New York

Mary Klein

A.I.R. Gallery/Amos Eno Gallery

Mary Klein’s performance Blue Tongues, 1993, was a wry, Hollywood-fashion-show parody of patriarchal power. A coolly errant sister whose unassuming appearance and pleasant demeanor belie her ability to catch a few philosophers of femininity with their proverbial pants down, Klein set about undressing figures ranging from Freud to Lacan to Krafft-Ebing and even Jesse Helms, rebuking their authority on “normal” female behaviors by revealing it to be as artificial as polyester. Slides detailing images of women from canonical paintings were projected past Klein’s contorted figure on a gauzy scrim, while an offstage voice delivered a presentation of ideas strictly tailored to exclude women who don’t “fit” archaic standards of femininity. “This season,” the phlegmatic narrator said, “Krafft-Ebing’s evening collection features slinky gowns cut to restrict movement and encourage heterosexual behavior . . . Freud’s designs . . . continue to dominate styles inside and outside the home. Add these glamorous designs to your wardrobe and you’ll be the envy of the town.”

At one particularly resonant moment when she noted how “even dead mothers can be bad mothers,” Klein made excellent use of a pink feather duster as a handy erotic tool for lesbian households. While unearthing the deeply imbedded, age-old notions of sexual availability by which men devalue and disempower women, Klein struggled to mitigate the forced invisibility of lesbian women: “From the male perspective the Lacan collection emphasizes that you women are not one, you are not you, but you are my male desire. Therefore you are me, and you don’t exist. But if you are me and you don’t exist, where am I?”

In Why are you a dyke?, 1991, laconic narratives displayed above chemical flasks, each containing either small objects, milk, or urine, critiqued the validity of posing such a question. Other pieces in Klein’s installation, DEFINITIONS—Do Not Originate In Dictionaries, 1991–92, included large spheres split in unequal parts beneath circles of Plexiglas engraved with text, as well as a semiotic lightbox display with phrases or strings of words like “bitch, witch, homo, strumpet, sapphist, harridan, wench, freak, dyke, tart, starlet, or queer.” In these works Klein literally raises femme/butch stereotypes from the margins of political discourse to unblinking eye level.
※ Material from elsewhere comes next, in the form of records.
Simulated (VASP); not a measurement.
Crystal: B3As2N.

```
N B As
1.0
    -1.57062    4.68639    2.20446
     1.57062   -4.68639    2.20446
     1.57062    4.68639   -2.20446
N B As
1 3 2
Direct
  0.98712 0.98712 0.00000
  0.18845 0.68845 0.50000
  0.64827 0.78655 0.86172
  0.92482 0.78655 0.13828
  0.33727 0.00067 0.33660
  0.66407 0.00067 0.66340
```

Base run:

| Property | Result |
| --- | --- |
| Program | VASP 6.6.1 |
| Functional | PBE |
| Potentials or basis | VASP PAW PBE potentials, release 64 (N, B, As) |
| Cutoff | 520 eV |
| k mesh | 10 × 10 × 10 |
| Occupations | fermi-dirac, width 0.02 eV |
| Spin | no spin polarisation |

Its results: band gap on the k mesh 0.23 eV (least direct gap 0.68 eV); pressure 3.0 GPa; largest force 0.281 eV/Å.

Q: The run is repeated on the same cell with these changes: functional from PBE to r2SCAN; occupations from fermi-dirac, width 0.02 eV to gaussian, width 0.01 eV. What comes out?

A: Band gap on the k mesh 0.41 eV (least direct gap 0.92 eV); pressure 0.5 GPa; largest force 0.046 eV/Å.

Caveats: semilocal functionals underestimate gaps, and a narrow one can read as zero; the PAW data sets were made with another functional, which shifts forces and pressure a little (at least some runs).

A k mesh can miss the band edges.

Still, she gave little play to a younger generation of women who have chosen fashion codes of their own to make themselves very visible in their art and on the street. Overall, however, Klein’s work was, if not entirely subtle, impressively ingenuous. What can only be described as ladylike poise and general good humor relieved her polemic of the whining stridency that often characterizes such work. Deftly conflating painfully conscious personal experience with the blatantly sexist analyses of what women “really” want, she showed that a redefinition of the feminine ideal, on female terms, is the only sensible way out of the “designer” labeled closet.